The SDC example trains a model and then performs inference on a shuffled batch of items.
// See examples/sdc.rs for the full runnable example.
use klaster::*;
let dataset_name = /* provided via cmdline argument `dataset` */;
let dataset_path = /* provided via cmdline argument `dataset-path`*/;
let (dataset, latent_dim) = match dataset_name.as_str() {
"mnist" => (Dataset::mnist(dataset_path), 10),
"unipen" => (Dataset::unipen(dataset_path)?, 128),
_ => unreachable!(),
};
let artifact_dir = "/tmp/sdc";
let device = &Default::default();
train::<burn::backend::Autodiff<burn::backend::Vulkan>>(
artifact_dir,
TrainingConfig::new(
SDCConfig::new(dataset.n_classes(), latent_dim).with_alpha(1.05),
AutoencoderConfig::new(latent_dim, dataset.item_dims, [1, 32, 64], 8),
burn::optim::AdamConfig::new(),
)
.with_num_epochs(10)
.with_lr(0.00183)
.with_batch_size(16),
&dataset,
device,
);
infer::<burn::backend::Vulkan>(artifact_dir, &dataset, device, dataset.test_items());
Ok(())
Run the example for MNIST:
cargo run --example sdc -- --dataset mnist --dataset-path /path/to/mnist
or for UNIPEN:
cargo run --example sdc -- --dataset unipen --dataset-path /path/to/unipen
This example uses the Vulkan backend in training and inference. See burn's GitHub page or the Burn Book for all supported backends.

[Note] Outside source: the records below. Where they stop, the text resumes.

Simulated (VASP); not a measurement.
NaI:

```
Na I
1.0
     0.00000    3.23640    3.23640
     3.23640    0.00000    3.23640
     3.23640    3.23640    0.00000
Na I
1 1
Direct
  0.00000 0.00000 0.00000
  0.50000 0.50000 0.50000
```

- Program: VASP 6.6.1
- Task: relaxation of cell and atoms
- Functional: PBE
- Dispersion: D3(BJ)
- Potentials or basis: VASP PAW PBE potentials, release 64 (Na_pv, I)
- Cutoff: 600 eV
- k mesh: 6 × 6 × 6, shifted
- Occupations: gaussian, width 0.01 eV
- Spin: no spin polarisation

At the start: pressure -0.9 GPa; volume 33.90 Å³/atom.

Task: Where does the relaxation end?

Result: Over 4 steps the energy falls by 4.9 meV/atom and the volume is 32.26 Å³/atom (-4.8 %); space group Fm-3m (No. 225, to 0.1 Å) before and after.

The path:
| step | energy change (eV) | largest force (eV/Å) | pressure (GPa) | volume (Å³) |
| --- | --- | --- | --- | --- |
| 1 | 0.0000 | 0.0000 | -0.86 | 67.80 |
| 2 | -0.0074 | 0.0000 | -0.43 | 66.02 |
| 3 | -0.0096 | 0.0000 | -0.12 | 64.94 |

Klaster bundles a complete implementation of the K-Means clustering algorithm, that targets performance (albeit still lacking behind scikit-learn) while preserving the standard algorithmic behavior and quality of results. It parallelizes the assignment step across CPU cores using rayon, keeps data in ndarray arrays and exposes both K-Means++ and Forgy initialization via a builder-style API. Distance computations are optimized by precomputing sample norms and relying on dot products. Extra care has been put into making the public API as easy to use as possible.
Experiment results
| Dataset | Implementation | Accuracy | ARI | NMI | Time |
|---|---|---|---|---|---|
| BCW | sklearn | 0.854 | 0.491 | 0.279 | 3.734 ms |
| BCW | linfa | 0.854 | 0.491 | 0.467 | 2.915 ms |
| BCW | klaster | 0.854 | 0.491 | 0.467 | 0.313 ms |
| Red Wine | sklearn | 0.483 | -0.002 | 0.053 | 6.289 ms |
| Red Wine | linfa | 0.482 ± 0.002 | -0.001 ± 0.002 | 0.038 ± 0.003 | 19.596 ms |
| Red Wine | klaster | 0.484 ± 0.004 | -0.003 ± 0.003 | 0.039 ± 0.003 | 1.708 ms |
| MNIST | sklearn | 0.589 | 0.369 | 1.119 | 2.948 s |
| MNIST | linfa | 0.585 ± 0.005 | 0.362 ± 0.002 | 0.495 ± 0.004 | 107.391 s |
| MNIST | klaster | 0.593 ± 0.017 | 0.375 ± 0.021 | 0.495 ± 0.015 | 5.614 s |
| UNIPEN | sklearn | 0.211 | 0.063 | 1.367 | 56.797 s |
| UNIPEN | linfa | 0.216 ± 0.003 | 0.068 ± 0.006 | 0.323 ± 0.004 | 5445.459 s |
| UNIPEN | klaster | 0.210 ± 0.005 | 0.064 ± 0.001 | 0.318 ± 0.001 | 470.3 s |
// See examples/sdc.rs for the full runnable example.
use klaster::*;
let expected_centroids = ndarray::array![[-1., 1., 1.], [8., 2., 2.]];
let k_clusters = expected_centroids.nrows();
let mut rng = ndarray_rand::rand::thread_rng();
let data = linfa_datasets::generate::blobs(300, &expected_centroids, &mut rng);
let model_fitted = KMeans::new_plusplus(k_clusters)
.with_max_iter(100)
.with_tolerance(1e-6)
.fit(&data);
println!("{:?}", model_fitted.centroids());
Run the example:
cargo run --example kmeans
src/kmeans/ for detailed K-Means documentation.src/sdc/ for SDC architecture, configuration, and training helpers.src/sdc/metric/ for Accuracy, NMI, ARI metrics.Contributions are welcome! Please open issues or pull requests.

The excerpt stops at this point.